Tuesday, June 9, 2015

Mangosteens and Blueberries

I am in the habit of periodically updating people with the following: "I still miss mangosteens." I miss them! I miss them! No purple fruit for me; nope, no sweet, juicy white interior for me. And yet with the same passion I have for my lost mangosteens, I still feel incredibly grateful the simple gifts of North American fruit. When I buy blueberries, raspberries, apricots, plums, and pluots,  I feel a little surge of happiness. I love this kind of fruit. Fruit I could not eat in  Thailand (well, I could have on occasion if I had been willing to fork over a too handsome sum of money).

There's something bitter-sweet about mutually exclusive things. I can't have mangosteens and blueberries. I can't have Thailand and America. I'm not omnipresent. I must be in a place, and I'm here: Central Florida. And there are many gifts of here--the amazing dark-cloud-run-while-you-can summer storms, the trees covered in Spanish moss, Florida birds (anhingas are my favorite--maybe it's because they are the only bird I really know), and the beaches--not too far way. I'm gifted with people too. People I wouldn't have known if I landed here: coworkers, neighbors, and friends.
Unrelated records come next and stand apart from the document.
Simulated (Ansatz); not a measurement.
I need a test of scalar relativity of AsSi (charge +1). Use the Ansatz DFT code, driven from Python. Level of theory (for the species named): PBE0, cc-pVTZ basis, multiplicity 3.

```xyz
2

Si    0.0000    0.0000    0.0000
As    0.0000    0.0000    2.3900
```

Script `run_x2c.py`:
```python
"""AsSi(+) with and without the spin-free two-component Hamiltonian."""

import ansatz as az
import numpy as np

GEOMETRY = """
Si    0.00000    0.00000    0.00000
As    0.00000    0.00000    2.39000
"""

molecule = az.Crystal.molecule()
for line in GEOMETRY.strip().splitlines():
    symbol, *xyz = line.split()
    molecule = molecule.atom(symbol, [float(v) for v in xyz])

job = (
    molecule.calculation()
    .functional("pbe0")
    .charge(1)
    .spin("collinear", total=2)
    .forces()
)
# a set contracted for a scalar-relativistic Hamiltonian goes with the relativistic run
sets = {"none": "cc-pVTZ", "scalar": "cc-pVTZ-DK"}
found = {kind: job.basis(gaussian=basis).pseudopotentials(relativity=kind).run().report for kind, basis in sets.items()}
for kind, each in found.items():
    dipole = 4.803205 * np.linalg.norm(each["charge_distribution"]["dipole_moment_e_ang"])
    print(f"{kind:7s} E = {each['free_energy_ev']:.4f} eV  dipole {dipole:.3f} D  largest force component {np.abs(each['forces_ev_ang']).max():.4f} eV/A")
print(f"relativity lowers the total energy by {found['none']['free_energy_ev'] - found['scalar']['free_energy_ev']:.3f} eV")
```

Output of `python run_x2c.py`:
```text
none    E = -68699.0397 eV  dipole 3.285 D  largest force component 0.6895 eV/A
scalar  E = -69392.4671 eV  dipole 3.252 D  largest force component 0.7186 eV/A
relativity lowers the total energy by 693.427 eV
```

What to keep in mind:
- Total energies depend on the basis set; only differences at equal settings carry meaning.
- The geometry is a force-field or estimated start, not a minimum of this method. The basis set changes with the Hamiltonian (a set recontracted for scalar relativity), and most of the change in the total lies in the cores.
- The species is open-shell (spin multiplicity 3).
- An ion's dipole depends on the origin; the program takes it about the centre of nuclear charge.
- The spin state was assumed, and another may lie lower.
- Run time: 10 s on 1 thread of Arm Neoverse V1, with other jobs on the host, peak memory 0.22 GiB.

Thank you Lord for the gifts of the present and the good-sweet memories of the past. 

Thursday, June 4, 2015

Waylaying

Strong emotions have a way of completely waylaying me. I am at work needing to prepare for class, but I can't concentrate. I have two different emotions washing over me. One is grief. Not a grief for me but for a student. Someone died in her family yesterday; she has given me no other details. She came to class today. I was surprised to see her. She came to class and had the look, and I've seen that look before and hate it--the shutting-down, the-not-quite-here, the damped-down sadness that comes after the news of a death. I hate the look not because I don't expect it or understand it but because I hate death! I hate that every school year (sometimes every semester) I have a student who loses someone. It makes me angry.

Then there's something else happening. An email in my inbox about an opportunity for someone I care about: not any opportunity--an opportunity to do something I love, so a wave of joy and excitement is crashing into this wave of anger and grief, and I have a class to prepare for.

I tell my students when they are struggling that it's hard to do life and school sometimes. That's true for teachers too.